For a sovereign on-prem deployment the practical short-list is BGE-M3 first, multilingual-e5-large as the lighter fallback. Everything else is downstream of those two unless a sector-specific tuned model has appeared on Hugging Face since this article was written.
Cross-lingual retrieval evaluation
The benchmark you cite when defending the model choice is MIRACL, the WSDM 2023 Cup challenge published as Zhang et al, TACL 2023. It covers 18 typologically diverse languages including Arabic, with human-graded relevance over Wikipedia. Multilingual-e5-large reports an Arabic nDCG@10 around 0.85 on its visual extension; BGE-M3 reports comparable or stronger numbers on the standard split.
Treat MIRACL as the reference, not the verdict. The verdict comes from your own evaluation set. Build 100 to 300 real queries (half Arabic, half English) against a representative slice of your own corpus, label relevance with a small panel of operators, and score nDCG@10, MRR@10, and Recall@50. The numbers that matter for production sit on a 0 to 1 axis with two thresholds: 0.5 nDCG@10 is "useful enough to ship behind a guardrail", 0.7 is "genuinely good".
Architecture pattern
Once the model is chosen, the architecture writes itself. Chunk every document by semantic boundary (heading, paragraph, list item) at 300 to 600 tokens with 10 to 20 percent overlap. Embed each chunk once with the chosen multilingual model and store the vector alongside the original text and metadata in a single index. At query time, embed the user's question with the same model, perform vector similarity search, and pass the top-k chunks to the generation model with the question.

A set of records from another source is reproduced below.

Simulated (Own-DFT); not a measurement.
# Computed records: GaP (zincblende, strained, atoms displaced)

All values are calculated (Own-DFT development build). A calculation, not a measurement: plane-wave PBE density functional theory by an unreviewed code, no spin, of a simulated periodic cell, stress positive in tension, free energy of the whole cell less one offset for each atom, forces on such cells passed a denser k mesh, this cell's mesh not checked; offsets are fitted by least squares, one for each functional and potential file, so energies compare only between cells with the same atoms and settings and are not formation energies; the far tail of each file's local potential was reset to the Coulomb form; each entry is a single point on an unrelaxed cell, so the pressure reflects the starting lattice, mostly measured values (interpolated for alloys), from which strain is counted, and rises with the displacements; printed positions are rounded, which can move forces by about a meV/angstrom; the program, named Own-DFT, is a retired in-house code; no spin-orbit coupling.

Three details matter. First, normalise vectors before indexing so cosine similarity collapses to a fast inner product. Second, store the document language as metadata so a downstream re-ranker can up-weight same-language results when the operator wants that behaviour. Third, run a lightweight cross-encoder re-ranker on the top 50 hits before passing to the generation model. Cross-encoders close most of the remaining gap between bi-encoder retrieval and oracle retrieval, at a few milliseconds per query.
Note on Hosn-class on-prem deployment
For a sovereign appliance the entire stack runs locally. The embedding model loads once at boot, indexing happens on-box during ingestion, and the vector store (we ship Qdrant or pgvector depending on the institution's existing operational stance) sits on the same machine as the generation model. A Tower-tier configuration handles a single department's corpus, hundreds of thousands of chunks, with sub-100ms retrieval latency. A Rack-tier configuration scales the same pattern to ministry-wide corpora at low millions of chunks.
The retrieval pipeline is a small, auditable artefact: one model file, one index, one query path. It is exactly the kind of component that should run inside the perimeter rather than against an external API. Pricing is by quotation, sized to corpus volume, query rate, and the rest of the stack the institution chooses to run alongside the retriever.
If your institution is sizing a bilingual retrieval system over a sensitive Omani corpus and would like a one-hour briefing on model choice, evaluation, and the deployment shape that fits your specific situation, the next step is simple. Email [email protected] or message +968 9889 9100. We will walk through your corpus mix, classification levels, and a credible evaluation plan against your timeline.
Frequently asked
Do I need separate Arabic and English indexes?
No. A modern multilingual embedding model like BGE-M3 or multilingual-e5-large maps Arabic and English text into a shared vector space, so a query in either language can retrieve relevant documents in the other. One index, one embedding pipeline, one query path. Two indexes only make sense when you also want lexical (BM25) fallback per language, in which case keep one shared dense index and add a per-language sparse index next to it.
Which embedding model should I start with for an Omani institutional corpus?
Start with BGE-M3. It is the strongest open-weight cross-lingual model published to date, supports 100-plus languages including Arabic, handles up to 8,192 tokens per chunk, and exposes dense, multi-vector, and sparse retrieval from a single pass. If license terms or hardware footprint matter, multilingual-e5-large is a smaller, faster fallback with strong MIRACL Arabic numbers. Run both on a 200-query Arabic and English evaluation slice from your own corpus before committing.
How do I evaluate cross-lingual retrieval honestly?
Build a small evaluation set of 100 to 300 real queries in each language, with human-judged relevance against your own documents. Score nDCG@10, MRR@10, and Recall@50. Cross-check your numbers against published MIRACL Arabic and English splits to confirm your pipeline behaves like the literature reports. Re-run the eval whenever the embedding model, chunk size, or normalization changes. The number that matters is on your data, not on Wikipedia.
Can a Hosn-class on-prem appliance run BGE-M3 at production load?
Yes. BGE-M3 inference fits comfortably on a single workstation-class GPU, and a Tower-tier appliance can index millions of chunks overnight while serving live retrieval for a department. Pricing for a Hosn deployment is by quotation, sized to corpus volume, query rate, and the rest of the model stack the institution wants to run alongside the retriever.